NumPy 2 is coming: preventing breakage, updating your code

If you’re writing scientific or data science code with Python, there’s a good chance you’re using NumPy, directly or indirectly. Pandas, Scikit-Image, SciPy, Scikit-Learn, AstroPy… these and many other packages depend on NumPy.

NumPy 2 is a new major release, with a release candidate coming out February 1st 2024, and a final release a month or two later. Importantly, it’s backwards incompatible; not in a major way, but enough that some work might be required to upgrade. And that means you need to make sure your application doesn’t break when NumPy 2 comes out.

In this article we’ll cover:

  • The different ways the new release might break your application.
  • A quick reminder about the importance of pinning packages.
  • How to ensure your application doesn’t install NumPy 2 until you’re ready.
  • How to easily upgrade your code to support NumPy 2.

How NumPy 2 might break your application

There are three impacts a new, incompatible dependency can have on your application:

  1. Your code: If you’re using NumPy APIs directly in your application code, your code might break.
  2. Direct dependencies: The libraries you directly use in your code might be incompatible with NumPy 2.
  3. Indirect/transitive dependencies: The dependencies of the libraries you use in your code might be incompatible.
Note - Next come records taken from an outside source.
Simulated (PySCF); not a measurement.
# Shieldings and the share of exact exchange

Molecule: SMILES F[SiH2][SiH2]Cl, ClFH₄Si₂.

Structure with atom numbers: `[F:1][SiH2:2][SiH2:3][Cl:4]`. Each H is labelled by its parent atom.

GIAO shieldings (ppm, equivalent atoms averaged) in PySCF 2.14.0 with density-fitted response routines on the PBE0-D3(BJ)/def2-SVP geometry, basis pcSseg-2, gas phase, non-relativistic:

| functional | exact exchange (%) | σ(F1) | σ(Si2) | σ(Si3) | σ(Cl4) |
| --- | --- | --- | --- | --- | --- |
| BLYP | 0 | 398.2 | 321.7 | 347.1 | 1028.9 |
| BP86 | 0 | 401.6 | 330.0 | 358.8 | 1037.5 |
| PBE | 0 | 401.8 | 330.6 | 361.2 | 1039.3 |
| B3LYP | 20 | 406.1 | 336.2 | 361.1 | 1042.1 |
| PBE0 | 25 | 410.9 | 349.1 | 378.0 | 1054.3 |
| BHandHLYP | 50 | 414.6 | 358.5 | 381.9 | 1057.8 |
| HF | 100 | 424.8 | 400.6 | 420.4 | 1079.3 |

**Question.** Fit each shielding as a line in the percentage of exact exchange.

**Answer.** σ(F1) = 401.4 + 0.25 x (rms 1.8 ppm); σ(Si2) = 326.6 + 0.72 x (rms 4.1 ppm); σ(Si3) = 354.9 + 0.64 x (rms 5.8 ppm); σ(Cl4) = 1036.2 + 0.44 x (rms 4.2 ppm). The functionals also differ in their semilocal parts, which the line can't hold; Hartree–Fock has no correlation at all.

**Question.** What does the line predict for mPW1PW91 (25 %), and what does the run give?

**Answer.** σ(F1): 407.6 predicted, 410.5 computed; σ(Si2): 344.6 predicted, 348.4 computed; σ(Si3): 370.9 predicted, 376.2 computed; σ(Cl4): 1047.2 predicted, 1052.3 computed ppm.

Fixing your code should be easy enough, but the libraries you depend on directly or indirectly are not under your control, and are often maintained by volunteers.

To give an example, as of Jan 9 2024, scikit-image:

  1. Is incompatible with NumPy 2.
  2. Declares in its packaging metadata that it works with numpy>=1.22.

When NumPy 2 comes out, all existing releases will claim to work with NumPy 2 but will actually be at least partially broken. With any luck the maintainers will have a new compatible release out by the time NumPy 2 comes out, but again, these are volunteers; they might not hit the deadline. And this is just one out of many libraries.

Recap: Why you need to pin dependencies

These sort of problems are one of the many reasons you want to “pin” your application’s dependencies: make sure you only install a specific, fixed set of dependencies. Without reproducible dependencies, as soon as NumPy 2 comes out your application might break when it gets installed with new dependencies.

The really short version is that you have two sets of dependency configurations:

  1. A direct dependency list: A list of libraries you directly import in your code, loosely restricted. This is the list of dependencies you put in pyproject.toml or setup.py.
  2. A lock file: A list of all dependencies you rely on, direct or indirect (dependencies of dependencies), pinned to specific versions. This might be a requirements.txt, or some other file dependencies on which tool you’re using.

At appropriate intervals you update the lock file based on the direct dependency list.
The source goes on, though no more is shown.